In the last 24 hours, I have had three reminders that we are in graduation season. The first was an email from an old friend of mine, who has just finished a masters degree. We knew each other years ago. She found my blog through Facebook and found herself wandering around my website, reading my CV and seeing where life had taken me. She wrote to me about how she felt like she had gotten a bit disconnected from her own interests, and her passions, and how seeing what I have done with my life reminded her of them and inspired her to get back to the basics.

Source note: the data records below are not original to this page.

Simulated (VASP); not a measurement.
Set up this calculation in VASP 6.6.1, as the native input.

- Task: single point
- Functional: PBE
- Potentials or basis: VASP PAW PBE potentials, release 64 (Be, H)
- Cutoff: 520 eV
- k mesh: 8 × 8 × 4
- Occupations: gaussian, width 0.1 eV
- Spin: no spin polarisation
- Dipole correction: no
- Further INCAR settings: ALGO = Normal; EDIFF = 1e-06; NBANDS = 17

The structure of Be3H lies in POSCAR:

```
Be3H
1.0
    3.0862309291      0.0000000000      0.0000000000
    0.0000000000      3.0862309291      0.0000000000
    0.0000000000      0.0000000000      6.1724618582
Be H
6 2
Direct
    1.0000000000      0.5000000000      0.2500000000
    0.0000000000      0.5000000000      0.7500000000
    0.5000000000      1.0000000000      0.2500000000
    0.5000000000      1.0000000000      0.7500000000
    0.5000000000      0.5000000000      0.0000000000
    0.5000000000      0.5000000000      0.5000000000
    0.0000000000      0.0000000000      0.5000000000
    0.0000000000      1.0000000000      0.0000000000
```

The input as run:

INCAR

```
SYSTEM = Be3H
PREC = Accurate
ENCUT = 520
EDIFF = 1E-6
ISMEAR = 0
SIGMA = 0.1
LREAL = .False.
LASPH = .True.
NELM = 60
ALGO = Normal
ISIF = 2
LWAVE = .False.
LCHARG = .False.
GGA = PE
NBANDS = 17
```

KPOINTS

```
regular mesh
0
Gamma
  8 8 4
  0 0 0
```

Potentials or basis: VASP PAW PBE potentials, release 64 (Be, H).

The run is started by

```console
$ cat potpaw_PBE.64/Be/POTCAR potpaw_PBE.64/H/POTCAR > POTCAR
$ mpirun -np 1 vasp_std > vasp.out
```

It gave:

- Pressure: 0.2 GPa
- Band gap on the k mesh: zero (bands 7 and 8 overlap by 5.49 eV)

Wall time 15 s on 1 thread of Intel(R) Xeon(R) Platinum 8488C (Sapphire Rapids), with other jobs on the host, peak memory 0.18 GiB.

It was a kind gesture of her to share these thoughts with me. I struggle with knowing whether or not to publicize my rather bizarre but certainly busy life. I know I have a number of privileges. I've made some good decisions, but I've also benefited from certain structural opportunities and in some cases been just down right blessed. I sometimes worry that sharing my experiences with other people could be alienating or frustrating to some who don't have the opportunities that I have. Her email suggested the opposite, that being more open with others about my own life can assist rather than discourage. This was an encouragement to me.
The second reminder was an op-ed in the NYT this morning, the graduation speech that a former professor would give if given the chance. He had four pieces of advice: 1. "Earn Everything" 2. "Don't be a 'city doll" or in other words, don't be jealous of those who can ignore step one and land a sweet gig right after graduation, 3. Actively attempt to help the poor, and 4. "Think for yourself."
Many people feel they are situated to give advice to college graduates, but few offer something new. Although these points aren't all that radical, they struck me as unusual and well-timed graduation advice. Who is not jealous of the friend who lands a sweet job right out of school, and begins earning huge sums of money to do relatively meaningless work? It is appealing at some level to have work that stays in the office, and lots of money to play with after hours, and real weekends and evenings where you are not always working. Nevertheless, now that I have, in a sense, "arrived" at the job I have been headed towards for a decade, I can say with honesty that I'm glad I had no money in my twenties, that I traveled and consumed huge amounts of information and that I did not find myself in my first real job until the age of twenty-nine. Now I have a job that sends me to Morocco for my summers, and allows me to counsel students in a critical moment of decision making, and pursue my intellectual interests. In sum, I'm starting to be far enough from graduate school poverty to feel like it was a good decision.
This position seems confirmed by a third article from VOX "How Wall Street recruits so many insecure Ivy League grads." The article looks at a variation of the city doll, the investment banker who has come out of an Ivy League school. The article is an interview between Ezra Klein and Kevin Roose, the author of a new book about investment bankers. Roose suggests that people who take jobs as investment bankers are people who fear taking risks and want economic stability above all else. Becoming investment bankers for a few years allows them to postpone making the difficult decisions about what to do next.
(The article also talks about people for whom investment banking is a good thing: those who have a reason to be there, or those who just love the industry. I'm interested more in the people who go for reasons to avoid risk. The article argues that the industry can really destroy these people by eliminating their ability to think creatively).
Back to the idea that some people become bankers to postpone difficult decisions, though. This argument interested me a lot because I am frequently concerned that undergraduates go to graduate school (or law school) for exactly this same reason: they want to delay making a decision about what next. They want someone to hand them a checklist that says what the next step is (study for the GRE, take the LSAT). They are afraid to fail. What the NYT op-ed was saying though, was exactly that. Go and fail! Try a few different things. You will be a much better human being, and long term you may even be more likely to be successful because of what you learn through failure.
Putting these three things together, I'd say that it can really feel like you are headed in the wrong direction when you are in the midst of failure. I considered leaving graduate school on multiple occasions. Many of you know the many other life paths that I have considered. So I guess I'd say, in conclusion, if you are very concerned that you have taken a risk that didn't pay off, you may be in a better position than you thought you were. And if you have taken the easy way out, avoiding making adult decisions while seeking the privileges of adulthood, you may find that you are very unhappy. Both are difficult roads, but the light seems brighter at the end of the first tunnel. I'm glad that I took the path of risk.